You might get the impression from recent news that the escalating dispute in Washington over immigration policy — the plight of Dreamers, the countervailing nativist demand for less immigration from what the president reportedly calls “shithole countries,” and a hundred other issues — is the main reason for fearing an impasse in spending negotiations and a government shutdown when the current stopgap spending authority expires on January 19.
But there’s another fight going on as well, one that is as important to conservative Republicans as the DACA fight is to liberal Democrats.
Defense hawks in the GOP, who say short-term spending bills cripple the military, are threatening to vote against another stopgap without a long-term deal in hand to increase Pentagon funding.
And while it’s possible the immigration deal can be spun off into onto a separate track that won’t threaten funding for the entire federal government, defense-spending demands cannot really be separated from a spending bill.
The battle lines are pretty clear: A deal is required, supported by 60 Senate votes, to suspend the separate defense and non-defense “spending caps” imposed in 2011 as part of a deal between President Obama and congressional Republicans. Without a suspension of these caps, spending will be subject to automatic cuts — known as a “sequester” — at a time when Congress clearly wants more, not less, spending. But House conservatives are chafing at the usual deal that lets defense and non-defense spending rise together. And Democrats in both chambers are opposing the idea of giving the Pentagon a year-long spending hike even as other types of spending are subjected to another stopgap bill and further negotiations. Add in Democratic DACA demands to the mix, and you’ve got real obstacles to any bill that could temporarily or more permanently avoid a shutdown.
So the GOP congressional leadership is caught between apparently irreconcilable demands from the left and right, and has very little time to resolve it all and get a majority vote from the House and a supermajority in the Senate.
Defense hawks very nearly derailed the last stopgap spending bill just before Christmas. Now they are no longer in the mood to give Paul Ryan and Mitch McConnell their votes without their demands being met, as Politico notes:
Part of GOP leadership’s plea to defense hawks at the time was a promise to have a broader spending deal in hand by the next deadline on Jan. 19. Ryan and his deputies said then that an accord was close, and just one more month of negotiations should finish it up.
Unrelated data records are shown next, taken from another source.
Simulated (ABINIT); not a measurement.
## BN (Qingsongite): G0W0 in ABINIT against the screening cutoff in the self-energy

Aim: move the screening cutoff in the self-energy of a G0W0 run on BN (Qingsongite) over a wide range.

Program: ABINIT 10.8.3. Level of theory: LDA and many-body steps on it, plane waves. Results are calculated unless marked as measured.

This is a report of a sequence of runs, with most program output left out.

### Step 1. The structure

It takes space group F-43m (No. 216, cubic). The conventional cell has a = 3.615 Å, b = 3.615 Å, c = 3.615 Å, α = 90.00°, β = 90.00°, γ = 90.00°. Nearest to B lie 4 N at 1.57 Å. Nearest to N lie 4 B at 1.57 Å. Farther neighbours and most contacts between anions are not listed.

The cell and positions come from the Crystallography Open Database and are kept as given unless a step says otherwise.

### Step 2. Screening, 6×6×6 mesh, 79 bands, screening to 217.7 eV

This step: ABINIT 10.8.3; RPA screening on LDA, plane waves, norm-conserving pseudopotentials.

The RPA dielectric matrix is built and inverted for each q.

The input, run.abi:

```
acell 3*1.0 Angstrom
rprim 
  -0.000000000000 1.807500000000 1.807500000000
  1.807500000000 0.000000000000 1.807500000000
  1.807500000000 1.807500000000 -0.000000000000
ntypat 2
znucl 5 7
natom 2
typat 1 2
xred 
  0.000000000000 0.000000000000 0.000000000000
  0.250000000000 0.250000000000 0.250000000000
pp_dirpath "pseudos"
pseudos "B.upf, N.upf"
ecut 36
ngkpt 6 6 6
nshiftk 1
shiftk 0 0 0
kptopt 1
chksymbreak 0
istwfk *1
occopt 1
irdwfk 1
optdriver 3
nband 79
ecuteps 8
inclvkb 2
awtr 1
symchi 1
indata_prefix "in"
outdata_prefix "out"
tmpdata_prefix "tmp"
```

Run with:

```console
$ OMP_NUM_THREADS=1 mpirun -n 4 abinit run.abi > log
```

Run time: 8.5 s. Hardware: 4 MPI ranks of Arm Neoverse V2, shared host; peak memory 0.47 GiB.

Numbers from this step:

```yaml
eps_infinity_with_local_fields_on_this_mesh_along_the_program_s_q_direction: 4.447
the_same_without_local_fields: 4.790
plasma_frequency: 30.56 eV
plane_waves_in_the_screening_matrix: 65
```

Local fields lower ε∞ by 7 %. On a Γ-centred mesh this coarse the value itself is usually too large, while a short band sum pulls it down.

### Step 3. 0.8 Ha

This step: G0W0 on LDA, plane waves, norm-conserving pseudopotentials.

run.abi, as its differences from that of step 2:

Now, one week from that new deadline, there’s little expectation on Capitol Hill that a spending cap deal will be passed by next Friday.
With spending talks seemingly stalled, defense hawks are threatening that they won’t buy leaders more time.
And that’s the rub. Buying more time when a complex deal isn’t complete is the only way to avoid a shutdown that everyone claims they don’t want. But in the end, making a credible threat to shut down the government may be the only way Congress’s warring factions can get their way. That includes the defense hawks who are offended that the military has to suffer through fears about funding like everyone else.